From the publisher of Right-Wing Watch.
[My note: If you read this carefully you will note that one of
the endearing traits of Fascism is "Shapeshifting". It really has
no fixed ideology. It morphs to suit whatever society it infests.
It relies on popular opinion of whatever is 'wrong' about a
society and utilizes reactionary behavior to accomplish it's
goals. No political ideology is required. It's parasitic to
political ideologies using the (snigger) "Little Man"(Wilhelm
Reich) to make the "Big Man" bigger.]
http://www.wilhelmreichtrust.org/listen_little_man.pdf
A reading: https://www.youtube.com/watch?v=DeIgAlIxI0I
Originally published in 1997.
[Author’s Note: I am skeptical of efforts to produce a “definition” of fascism. As a dynamic historical current, fascism has taken many different forms, and has evolved dramatically in some ways. To understand what fascism has encompassed as a movement and a system of rule, we have to look at its historical context and development–as a form of counter-revolutionary politics that first arose in early twentieth-century Europe in response to rapid social upheaval, the devastation of World War I, and the Bolshevik Revolution. The following paragraphs are intended as an initial, open-ended sketch.]
Fascism is a form of extreme right-wing ideology that celebrates
the nation or the race as an organic community transcending all
other loyalties. It emphasizes a myth of national or racial
rebirth after a period of decline or destruction. To this end,
fascism calls for a “spiritual revolution” against signs of moral
decay such as individualism and materialism, and seeks to purge
“alien” forces and groups that threaten the organic community.

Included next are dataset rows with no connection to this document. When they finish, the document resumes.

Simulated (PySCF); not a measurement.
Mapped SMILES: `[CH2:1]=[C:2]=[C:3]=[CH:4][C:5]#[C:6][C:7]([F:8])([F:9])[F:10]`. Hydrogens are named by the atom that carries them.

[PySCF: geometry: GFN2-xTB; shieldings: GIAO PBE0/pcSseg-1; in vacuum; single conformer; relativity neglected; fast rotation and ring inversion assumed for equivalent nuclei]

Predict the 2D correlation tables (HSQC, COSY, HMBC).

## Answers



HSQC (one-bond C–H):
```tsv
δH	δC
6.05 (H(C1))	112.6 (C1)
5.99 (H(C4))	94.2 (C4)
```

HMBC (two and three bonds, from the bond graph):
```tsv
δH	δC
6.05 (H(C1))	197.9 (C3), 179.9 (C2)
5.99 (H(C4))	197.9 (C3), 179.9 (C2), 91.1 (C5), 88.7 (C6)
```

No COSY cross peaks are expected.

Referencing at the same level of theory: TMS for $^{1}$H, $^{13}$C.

Fascism tends to celebrate masculinity, youth, mystical unity, and
the regenerative power of violence. Often, but not always, it
promotes racial superiority doctrines, ethnic persecution,
imperialist expansion, and genocide. At the same time, fascists
may embrace a form of internationalism based on either racial or
ideological solidarity across national boundaries. Usually fascism
espouses open male supremacy, though sometimes it may also promote
female solidarity and new opportunities for women of the
privileged nation or race.
Fascism’s approach to politics is both populist–in that it seeks
to activate “the people” as a whole against perceived oppressors
or enemies–and elitist–in that it treats the people’s will as
embodied in a select group, or often one supreme leader, from whom
authority proceeds downward. Fascism seeks to organize a cadre-led
mass movement in a drive to seize state power. It seeks to
forcibly subordinate all spheres of society to its ideological
vision of organic community, usually through a totalitarian state.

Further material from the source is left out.